DVD -26 Shout! Factory From 1981 to 1983, NBC ran SCTV late ...
Shout! Factory
From 1981 to 1983, NBC ran SCTV late on Friday nights, hoping to tap into a hungry Saturday Night Live crowd. It didn't really, but it did earn itself an army of obsessive fans, myself included, who always felt that SCTV was consistently funnier and smarter than SNL ever was. Joe Flaherty, John Candy, Eugene Levy, Andrea Martin, Dave Thomas, Rick Moranis and Catherine O'Hara could sing if need be, do impressions, act-and best of all, their brains just didn't work like other people's.
The concept behind the show was simple-each 90-minute episode would follow the workings of a small tv station through the course of its programming day-from homegrown morning shows like Wrong Side of the Bed to commercials, the news, movies, variety shows, talk shows, music programs, to Count Floyd's Monster Chiller Horror Theater, which regularly aired some of the unscariest movies ever made.

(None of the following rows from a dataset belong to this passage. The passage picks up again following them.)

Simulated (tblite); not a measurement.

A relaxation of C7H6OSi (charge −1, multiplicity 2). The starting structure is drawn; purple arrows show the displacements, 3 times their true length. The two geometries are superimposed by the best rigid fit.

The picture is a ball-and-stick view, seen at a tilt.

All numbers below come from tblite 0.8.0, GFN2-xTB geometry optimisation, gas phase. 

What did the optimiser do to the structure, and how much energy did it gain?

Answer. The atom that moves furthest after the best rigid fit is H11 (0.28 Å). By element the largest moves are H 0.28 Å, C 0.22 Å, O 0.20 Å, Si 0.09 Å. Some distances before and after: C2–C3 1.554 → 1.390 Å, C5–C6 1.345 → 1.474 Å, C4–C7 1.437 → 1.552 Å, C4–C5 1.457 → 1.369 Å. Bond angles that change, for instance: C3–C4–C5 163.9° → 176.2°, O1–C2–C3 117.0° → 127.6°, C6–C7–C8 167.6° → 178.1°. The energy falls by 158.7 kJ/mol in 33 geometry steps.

It also followed the station's personalities behind the scenes-from station president Guy Caballero, who only used a wheelchair "for respect," to hapless stars like Johnny LaRue, Bobby Bittman, Lola Heatherton and the McKenzie Brothers. Mixed in were spot-on impersonations of Bob Hope, Bing Crosby, Woody Allen, Katharine Hepburn, Richard Harris, Orson Welles and dozens of others.
There were no guest hosts, no monologues, no live studio audience. Their musical guests (Dr. John, Roy Orbison, The Tubes) would act in sketches, but for the most part it was just those seven performers taking on hundreds of roles.
The bits ranged from 15-second promos for non-existent shows to extravagant half-hour parodies (one of my favorites combined Fantasy Island, Casablanca and The Wizard of Oz). Sometimes they fell flat, of course, and sometimes they were just plain odd-like "The Fishin' Musician" or Polynesiantown. But even when something fell flat, you knew that something brilliant was just a few minutes away: Gregory Peck in Taxi Driver, or Eastern European cleaning woman Pirini Scleroso in My Fair Lady.
I could go on and on. The set itself is super. Expensive, yes (obtaining those music rights was a bitch), but on five discs you get nine episodes, together with five featurettes tracing the history of SCTV-from its early days as a Chicago improv troupe to a recent cast reunion. (Oddly, though, Rick Moranis is nowhere to be found.)
The menus are a little short on specifics-if you're trying to track down a specific sketch, you're going to have to rely on your own memory. But over these past weeks, I've found that hopping around looking for one particular sketch will lead me to another I hadn't caught before, so it's all worthwhile. Actually, "Dr. Tongue's 3-D House of Stewardesses" alone makes the whole thing worthwhile.